ECSE 506: Stochastic Control and Decision Theory

Aditya Mahajan
Winter 2016

About  |  Lectures  |  Coursework


Assignment 2 (due Feb 24, 2016)

\(\def\PR{\mathbb P} \def\EXP{\mathbb E} \def\reals{\mathbb R} \def\integers{\mathbb Z}\)

Note: You may write code in any programming language for the problems that involve numerical solution.

  1. There are \(n\) jobs to be processed by a single machine. Processing job \(i\) takes a random time \(S_i\). Let \(μ_i = \EXP[S_i] < ∞\). A cost \(c_i\) is incurred per unit time until job \(i\) is completed.

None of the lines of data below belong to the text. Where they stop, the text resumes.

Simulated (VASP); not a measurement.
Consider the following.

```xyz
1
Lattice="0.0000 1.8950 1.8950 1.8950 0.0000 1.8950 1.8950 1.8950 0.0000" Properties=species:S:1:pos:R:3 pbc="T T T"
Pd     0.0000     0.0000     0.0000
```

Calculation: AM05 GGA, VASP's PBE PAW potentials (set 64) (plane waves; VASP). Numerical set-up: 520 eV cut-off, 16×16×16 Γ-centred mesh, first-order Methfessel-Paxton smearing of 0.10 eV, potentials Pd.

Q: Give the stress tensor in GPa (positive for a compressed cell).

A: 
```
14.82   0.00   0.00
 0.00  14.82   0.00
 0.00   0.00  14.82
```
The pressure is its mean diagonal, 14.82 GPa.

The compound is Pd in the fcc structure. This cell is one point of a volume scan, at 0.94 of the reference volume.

    For example, suppose there are two jobs, and completing job \(1\) and \(2\) took \(s_i\) and \(s_2\) time units respectively. If the processing order was \(\{1,2\}\), then the cost incurred is \(c_1 s_1 + c_2 (s_1 + s_2)\). If the processing order was \(\{2,1\}\), then the cost incurred is \(c_2 s_2 + c_1 (s_1 + s_2)\).

    In what order should the jobs be processed so as to minimize the total expected cost?

  2. A prisoner wishes to escape from a prison. There are \(n\) passages that leads out of the prison, some of them are dead-ends, others have guards, and remaining are unguarded are lead outside the prison. More precisely, passage \(i\) might be a dead-end with probability \((1-p_i-q_i)\), might have a guard with probability \(q_i\), and might be unguarded and lead outside the prison with probability \(p_i\). Thus, if the prisoner tries passage \(i\), he will find that the passage is a dead-end with probability \((1-p_i-q_i)\) and he can come back and try other passages; he will be captured by a guard with probability \(q_i\), and he will escape with probability \(p_i\). In what order should the prison test different passages if he wishes to maximize his probability of eventual escape? Does the optimal search order change if his objective is to minimize the probability of capture?

  3. Let \(Q(x,u) = \begin{bmatrix} x \\ u \end{bmatrix}^\intercal M \begin{bmatrix} x \\ u \end{bmatrix}\), where \(M = \begin{bmatrix} P & Q \\ Q^\intercal & R \end{bmatrix}\), \(M\) is symmetric (and, therefore, so are \(P\) and \(R\)) and \(M\) and \(R\) are positive-definite.

    Define \(V(x) = \min _ {u} Q(x,u)\). Show that \(V(x) = x^\intercal S x\), where \(S\) is symmetric positive semidefinite (find \(S\) explicitly).

  4. Consider a deterministic LQR system with system dynamics: \(x_1 = [0\ 0]^\intercal\) and

    \[ x _ {t+1} = \begin{bmatrix} 1 & 1 \\ 0 & 1 \end{bmatrix} x _ t + \begin{bmatrix} 0 \\ 1 \end{bmatrix} u _ t\]

    Let \(Q = \text{diag}(2, 1)\), \(R = 1\), and \(T = 20\). The objective is to minimize the following tracking cost:

    \[ \sum_{t=1}^{T-1} \big[ (x_t - x^0_t)^\intercal Q (x_t - x^0_t) + u_t \intercal R u_t \big] + (x_T - x^0_T)^\intercal Q (x_T - x^0_T)\]

    where \(x^0_t\) is a reference signal given by

    \[ x^0_t = \begin{cases} [1\ 0]^\intercal & t \le 7 \\ [0\ 1]^\intercal & 7 < t \le 14 \\ [1\ 0]^\intercal & 14 < t \le 20 \end{cases}\]

    1. Compute the optimal control strategy and plot \(\{x_t\}\) and \(\{u_t\}\) over time. (See notes for explicit formulas for optimal tracking problems).

    2. Now suppose the system is stochastic and the dynamics are given by

      \[ x _ {t+1} = \begin{bmatrix} 1 & 1 \\ 0 & 1 \end{bmatrix} x _ t + \begin{bmatrix} 0 \\ 1 \end{bmatrix} u _ t + w_t \]

      where \(w_t\) is zero-mean Guassian noise with covariance \(\Sigma = \begin{bmatrix} 0.3 & 0.1 \\ 0.1 & 0.2 \end{bmatrix}\). When the control is chosen optimally, plot \(\{X_t\}\) and \(\{U_t\}\) for two different realizations of the noise process.